The bills, however, allow a broad swath of companies to avoid having to process their swaps through clearinghouses, which guarantee trades, and trade them on regulated platforms. The exemptions are designed to ease fears primarily by commercial swap traders, such as energy companies, which rely on swaps to hedge risks and fear they cannot afford to post margin to a clearinghouse.
But Gensler expressed concerns Friday that hedge funds and other financial firms may not be subject to some of the clearing requirements because they won't be considered to be major market players in the two U.S. House bills.
"If Congress decides ... to exempt transactions with some end-users from a clearing requirement, that exception should be explicit and narrow," Gensler said. "I believe that it is most critical that transactions with financial firms, hedge funds and other investment funds benefit from a clearing requirement. To be clear, these are transactions with entities that are not major swap participants."
Speaking to reporters after his speech, Gensler said the two bills create a somewhat narrow definition of major swap participant which may not capture the " thousands of hedge funds" that use these markets.
He said he hopes to work with Congress to ensure that trades between dealers and financial firms like hedge funds are cleared and executed on trading platforms "even if the individual transaction might seem less significant," he said. "Then the swap dealer is less inter-connected with the entire financial system," he added.
He stressed that he does not think hedge funds or financial firms should be subject to the business conduct standards or capital charges that derivative dealers and major swap traders would be required to follow under the House proposals.

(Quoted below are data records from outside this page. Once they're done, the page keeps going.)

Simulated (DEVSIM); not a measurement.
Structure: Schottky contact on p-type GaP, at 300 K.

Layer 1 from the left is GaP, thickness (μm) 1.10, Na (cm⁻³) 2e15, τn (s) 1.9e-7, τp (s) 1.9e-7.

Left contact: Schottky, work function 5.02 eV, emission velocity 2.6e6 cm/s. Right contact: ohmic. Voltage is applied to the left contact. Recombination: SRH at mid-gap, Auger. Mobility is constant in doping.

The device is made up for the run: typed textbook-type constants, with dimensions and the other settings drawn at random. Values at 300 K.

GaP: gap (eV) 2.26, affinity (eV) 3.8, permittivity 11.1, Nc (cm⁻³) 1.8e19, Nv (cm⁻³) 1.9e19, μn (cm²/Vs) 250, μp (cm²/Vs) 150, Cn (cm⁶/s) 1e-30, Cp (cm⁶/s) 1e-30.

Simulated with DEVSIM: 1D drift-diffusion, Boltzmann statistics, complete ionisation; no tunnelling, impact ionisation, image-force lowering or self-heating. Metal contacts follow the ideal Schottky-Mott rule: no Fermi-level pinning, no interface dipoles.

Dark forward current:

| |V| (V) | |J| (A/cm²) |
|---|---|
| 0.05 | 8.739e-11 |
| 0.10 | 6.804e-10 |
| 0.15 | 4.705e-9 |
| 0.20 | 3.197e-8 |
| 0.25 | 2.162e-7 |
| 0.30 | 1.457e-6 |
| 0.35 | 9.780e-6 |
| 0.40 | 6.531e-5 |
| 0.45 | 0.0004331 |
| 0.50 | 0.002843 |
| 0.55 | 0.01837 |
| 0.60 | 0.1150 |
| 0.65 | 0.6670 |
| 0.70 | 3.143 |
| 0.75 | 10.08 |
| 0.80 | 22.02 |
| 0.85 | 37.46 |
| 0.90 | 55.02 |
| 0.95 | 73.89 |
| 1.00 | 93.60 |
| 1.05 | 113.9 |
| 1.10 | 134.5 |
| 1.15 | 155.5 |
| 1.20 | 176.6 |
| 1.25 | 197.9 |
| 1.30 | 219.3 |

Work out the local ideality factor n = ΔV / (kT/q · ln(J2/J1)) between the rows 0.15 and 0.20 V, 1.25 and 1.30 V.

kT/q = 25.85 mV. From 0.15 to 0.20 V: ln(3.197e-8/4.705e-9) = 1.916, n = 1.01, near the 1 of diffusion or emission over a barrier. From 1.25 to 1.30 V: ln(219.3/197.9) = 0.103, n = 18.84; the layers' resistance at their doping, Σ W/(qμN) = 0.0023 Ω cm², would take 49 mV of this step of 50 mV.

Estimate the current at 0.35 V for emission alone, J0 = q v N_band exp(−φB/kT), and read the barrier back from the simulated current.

"We recognize that Congress may exempt the commercials because of the margin requirements, but for the financials who have the liquidity [and] have the ability to post margin, we think it is important to bring those non-major participants' transactions into the system," he said.
As for addressing the concerns of commercial users of swaps, he reiterated again Friday that he thinks their products should still be cleared.
To ease their worries about the cost, he said, they should be permitted to " enter into individualized credit arrangements with the clearing members that transact on their behalf, including posting noncash collateral."